Coming from a highly urbanised Southeast Asian city with few vestiges of its own straits-time history left, I feel as though I am walking in a living capsule of our ancestors’ past here in Penang; rows and rows of shop houses in which businesses ranging from coffee shops to warehouse distribution are run, trishaw riders ferrying people on the streets and hawkers selling cheap authentic street food in pushcarts, just to name a few. I start to see, in flesh, the stories my parents always tell me about their childhood days and understand, a little better, the sense of displacement the folks of the older generation feel living in my hometown.  

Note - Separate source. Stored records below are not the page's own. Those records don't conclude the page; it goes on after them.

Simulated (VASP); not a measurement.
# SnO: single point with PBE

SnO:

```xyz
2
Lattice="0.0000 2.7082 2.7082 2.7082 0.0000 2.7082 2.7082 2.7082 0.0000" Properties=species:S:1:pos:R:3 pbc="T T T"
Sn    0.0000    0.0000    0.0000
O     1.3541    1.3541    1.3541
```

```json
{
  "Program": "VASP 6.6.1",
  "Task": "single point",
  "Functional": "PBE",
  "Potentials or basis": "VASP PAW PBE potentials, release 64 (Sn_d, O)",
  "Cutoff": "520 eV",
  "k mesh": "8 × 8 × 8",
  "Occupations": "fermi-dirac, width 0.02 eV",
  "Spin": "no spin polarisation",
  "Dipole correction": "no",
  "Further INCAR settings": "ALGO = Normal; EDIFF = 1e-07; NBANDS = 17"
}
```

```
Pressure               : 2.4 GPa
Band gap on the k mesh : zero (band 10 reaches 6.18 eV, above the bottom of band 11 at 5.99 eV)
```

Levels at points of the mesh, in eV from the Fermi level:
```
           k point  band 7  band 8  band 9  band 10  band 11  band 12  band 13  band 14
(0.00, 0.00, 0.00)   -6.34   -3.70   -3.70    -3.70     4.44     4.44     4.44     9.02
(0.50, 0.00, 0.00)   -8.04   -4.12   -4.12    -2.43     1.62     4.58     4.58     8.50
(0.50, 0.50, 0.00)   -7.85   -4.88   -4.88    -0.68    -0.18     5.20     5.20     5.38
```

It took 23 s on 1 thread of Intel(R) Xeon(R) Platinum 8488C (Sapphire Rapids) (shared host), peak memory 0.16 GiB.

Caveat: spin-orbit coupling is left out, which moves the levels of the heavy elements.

I ask the old lady who brought us our cendol and rojak for directions to the popular waterfront hawker centre. Soft-spoken and speaking with a distinctive upward lilt, a typical accent shared by many other Chinese in this region of the peninsula, she responds readily and starts making small talk with us about anything Penang. During my time here, I sense an earnest in the locals, a natural instinct to put you at ease and a readiness to help all the way; from the girl at the soya bean shop who, with her friends nearby, gave us helpful bus directions to the taxi driver who spontaneously turned back to drop us off right in front of our destination even though he overshot by only a block. Contrary to popular belief, the drivers are very polite by any standard. A gentle people, there is a comforting kampong air in this historic township, a feeling that even though their good-old days as a free port are over, that they will still consciously preserve their old-town past and atmosphere for many years to come.  

As the sun starts to set in this port town, the mosques make their last call of prayer for the pious Muslims to break fast as I lie in bed, snug comfortably under my plush quilt watching the London Olympics action live. My mother begins to feel peckish from the conservative feasting during the day in this foodie’s paradise and we thus head out for supper.  

In the neighbouring lebuh, a food street emerges as hawkers begin dishing out local dishes in their individual pushcarts by the roadside and hungry customers start devouring their food on makeshift tables set up in the arcades of the shop houses. As I munch on a fried snack and watch the motorcycles and cars zoom by, I cannot help but admire the resourcefulness and hardiness of the people who eke out a living in these harsh economic circumstances while still taking pride in serving simple quality fare.  

Like what my mother always loves to say, “When it’s time to come home, it’s time to come home.” As I return the keys and bring my luggage to the waiting taxi, I turn back and take in once more, the sights of the place that made my stay here nothing short of beautiful. The taxi driver shifts his gears and begins to head off to the airport. John Mayer is crooning, “Say what you need to say…” as I watch the shop houses whizz by in front of me like film frames off an old strip of photographic film. Penang, a place with a deep-rooted respect for the past, and whose inhabitants touch my heart with their kind spirit and simplicity. I know deep down that I will love to return to this little jewel of an island once again.